More than 40 paintings of yaks produced by Tibet's famous yak painter Meng Fanhua went on display Tuesday in Tibet’s Folk Art Museum in Lhasa.
Ink painting is China’s traditional art which began in the ancient Tang Dynasty (618-907) and prospered during the Song (960-1279) and Yuan (1271-1368) dynasties, but the art is fading today.
The seven-day event was hosted by the region’s cultural department and the Federation of Literary and Art Circle, and co-hosted by the region's folk art museum and the artists association.
Born and raised in China's Qinghai province, Meng came to Tibet 16 years ago and started his yak painting life journey.
It is the first time in the region that Meng has exhibited so many works, which were produced within the last two years.
Ao Chao, the director of the Tibet Folk Art Museum, attended the opening ceremony and addressed the audience. He said Meng has been learning from different masters, but now his works are better than those of his masters.
"We can consider this exhibition as Meng's appreciation for the plateau where he lives and that he has benefited from over the years," said Ao.

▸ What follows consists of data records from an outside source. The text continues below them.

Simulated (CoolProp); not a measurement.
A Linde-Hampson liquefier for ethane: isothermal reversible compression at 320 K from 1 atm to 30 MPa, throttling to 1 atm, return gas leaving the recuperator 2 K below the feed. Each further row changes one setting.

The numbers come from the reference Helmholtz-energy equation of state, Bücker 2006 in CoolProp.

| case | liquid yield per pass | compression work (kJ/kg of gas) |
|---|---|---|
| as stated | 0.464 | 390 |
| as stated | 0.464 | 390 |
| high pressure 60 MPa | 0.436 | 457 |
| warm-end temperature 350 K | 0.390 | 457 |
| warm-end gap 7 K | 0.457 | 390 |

A species unique to the Tibetan plateau and listed as a first-class protected animal in China, the wild yak is also an outstanding element that can best represent Tibetan culture.
"I want to blend Tibet’s yak into China's traditional ink-painting art, and I want to reflect my understanding of the art with yaks," said Meng Fanhua.
"The yak represents Tibetan spirit -- it carries the Tibetan spirit of being tough and hardworking, and it also represents the profound Tibetan culture."